You can download the podcast episode by clicking here.

Alternatively, you can subscribe on iTunes.

For more information check out the Spiffing Review website.

Shooting Arms Race

Arms Race was shot in a single day in late summer 2009, which gives you an idea of how long it’s been trundling through post-production. Such is the way of micro-budget, volunteer productions. For such a small production it nevertheless had a well-staffed crew, with dedicated teams taking care of production design, audio and visuals.

The day started early for director Nigel Clegg and the art department, all of them arriving at the location: a field in north Norfolk, well away from prying eyes and shot-breaking passers-by with yappy dogs. Their job was transform an innocent slope into a war-torn trench from the Crimean War. The combined efforts of Lucy, Ben, Pete and Gill worked wonders and by the time the rest of the cast and crew arrived a few hours later everything was ready to roll.

While make-up and costume were applied to Jon Creek, the original actor to play Private Higson, the first shots were captured with Neil Dabson as Captain Clinton. Perhaps unwisely, these first few shots involved running repeatedly up and down the same stretch of ground, which left both cast and crew slightly breathless. As a tip for fellow filmmakers: don’t start the day with the most physically exerting shots.

Moving on to the trench scenes, the production encountered its first calamity: while traversing the uneven terrain, Jon twisted his ankle and found himself unable to continue in the role, despite valiant efforts and determination on his part. While Jon’s ankle was taken care of the production team worked on a solution to the problem: rescheduling wasn’t an option, so a replacement actor was required. All eyes turned to Chris Burdett, writer of the film and somebody who, deep down, everybody suspected would look just right in a period war costume.

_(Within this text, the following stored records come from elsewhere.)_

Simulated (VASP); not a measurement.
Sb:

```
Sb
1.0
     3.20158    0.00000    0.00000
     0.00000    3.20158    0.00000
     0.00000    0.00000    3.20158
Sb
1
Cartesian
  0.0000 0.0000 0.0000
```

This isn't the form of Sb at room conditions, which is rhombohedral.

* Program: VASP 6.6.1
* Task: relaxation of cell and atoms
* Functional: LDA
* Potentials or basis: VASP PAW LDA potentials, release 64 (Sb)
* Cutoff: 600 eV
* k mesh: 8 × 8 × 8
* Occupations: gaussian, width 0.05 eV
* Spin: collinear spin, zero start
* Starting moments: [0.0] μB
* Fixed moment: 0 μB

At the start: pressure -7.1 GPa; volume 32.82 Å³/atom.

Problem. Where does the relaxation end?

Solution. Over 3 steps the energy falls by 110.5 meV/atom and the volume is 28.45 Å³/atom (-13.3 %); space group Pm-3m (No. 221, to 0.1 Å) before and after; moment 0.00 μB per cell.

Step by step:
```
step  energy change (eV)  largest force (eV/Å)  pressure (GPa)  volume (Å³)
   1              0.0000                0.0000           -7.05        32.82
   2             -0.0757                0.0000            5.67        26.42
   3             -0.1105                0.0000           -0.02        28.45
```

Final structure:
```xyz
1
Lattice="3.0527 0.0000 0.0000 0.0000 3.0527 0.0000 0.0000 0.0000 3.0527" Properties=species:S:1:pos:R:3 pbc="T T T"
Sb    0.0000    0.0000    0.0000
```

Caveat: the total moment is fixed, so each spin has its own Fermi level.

With costume and make-up hastily transferred the shoot continued, now considerably behind schedule and racing against the sun, which was now at its peak and bearing down on the site. Every passing hour brought us closer to dusk and too little light.

Luckily the team pulled together and rattled through the shots at an efficient pace, aided by the slick, essential assistant directing of Christopher Puttock (who had only officially joined the shooting team the night before) and the professional sound recording provided by Bennet Maples and his furry friends (boom mics).

The shoot wrapped early evening with all planned and storyboarded shots completed, despite the morning’s setbacks. There was even time for a small, rather exhausted and low-key wrap party once everybody had returned to Norwich and wiped the dirt and dust from their skin.

Despite the mammoth efforts from the art department and the sterling work by the cast and crew, for a film of this genre the shoot is only the start of a long, winding road which would see another year pass before the short film reached completion. That, however, is a story for another blog post.

Who made Arms Race?

Given that not all of you will be entirely familiar with It’s A Trap! or those involved with the Arms Race short film, we thought it best to do a quick round of introductions to a few of the main players.

Please do note that this isn’t an exhaustive list of everybody involved (for that you can pop over to the Cast & Crew list).

It’s A Trap!

The It’s A Trap team formed many years ago, initially to organise and run LARP events around the UK (if you don’t know what LARPing is, prepare for an entertaining Google session). Around 2006 the focus shifted towards making short films and, later, audio dramas. In the latter medium It’s A Trap found online success with the Squadron Leader Jack Steel And The Starblade pulp adventure series which spanned the limits of time and space and ran for two series. After producing the monster b-movie NfN (Normal For Norfolk), It’s A Trap member Nigel Clegg decided to step up to director duties for the team’s next project.

The director – Nigel Clegg

Arms Race is Nigel’s first film as director. A lifelong interest in constructing unlikely contraptions led him to creating numerous props and devices for local short films, with Arms Race being the culmination of his efforts to date. Initially conceived as a test shoot for a couple of new props, the short soon ballooned out into a proper short film, complete with a volunteer team drawn from theatre and commercial filmmaking. Working both as creative lead and lead prop and miniature designer as well as director, Nigel used the film as an opportunity to explore an underused genre and period, working directly with regular It’s A Trap writer Chris Burdett.

The writer – Chris Burdett

Brought aboard the project to turn a simple prop test into a genuine story, Chris brought his own experience from penning both series of Jack Steel as well as being lead writer on the forthcoming Ravenskil Chronicles audio drama. Arms Race proved a different challenge altogether, working within the restrictions of the subject matter imposed by the props, although the production design went hand-in-hand with the script, soon requiring additional items, costumes and a convincing war trench to be brought to life. As the story came together the production team began to assemble.

The cameraman and post guy – Simon Jones

Simon was originally brought on as the visual effects supervisor, having cut his teeth and on various super-low budget projects, as the trickier aspects of the script became increasingly apparent. At some point during pre-production and largely without him realising, Simon was upgraded to director of photography (he insists that ‘main cameraman’ is a more accurate term in this case), such that on the day of the shoot he was the man in charge of lensing all the action. Once Arms Race entered post-production Simon took on multiple roles, first editing the film, then creating the visual effects, editing the sound and, finally, grading the finished product. A source close to the production states that Simon was last seen throwing a computer out of a second storey window while shouting “keyframe this!”

We’ll be taking a look at some more of Arms Race’s crew next time. Being a volunteer production the film could not have been made without the support and hard work of all involved. In future blog posts we’ll also be shining a light on the shoot itself as well as the lengthy post-production period.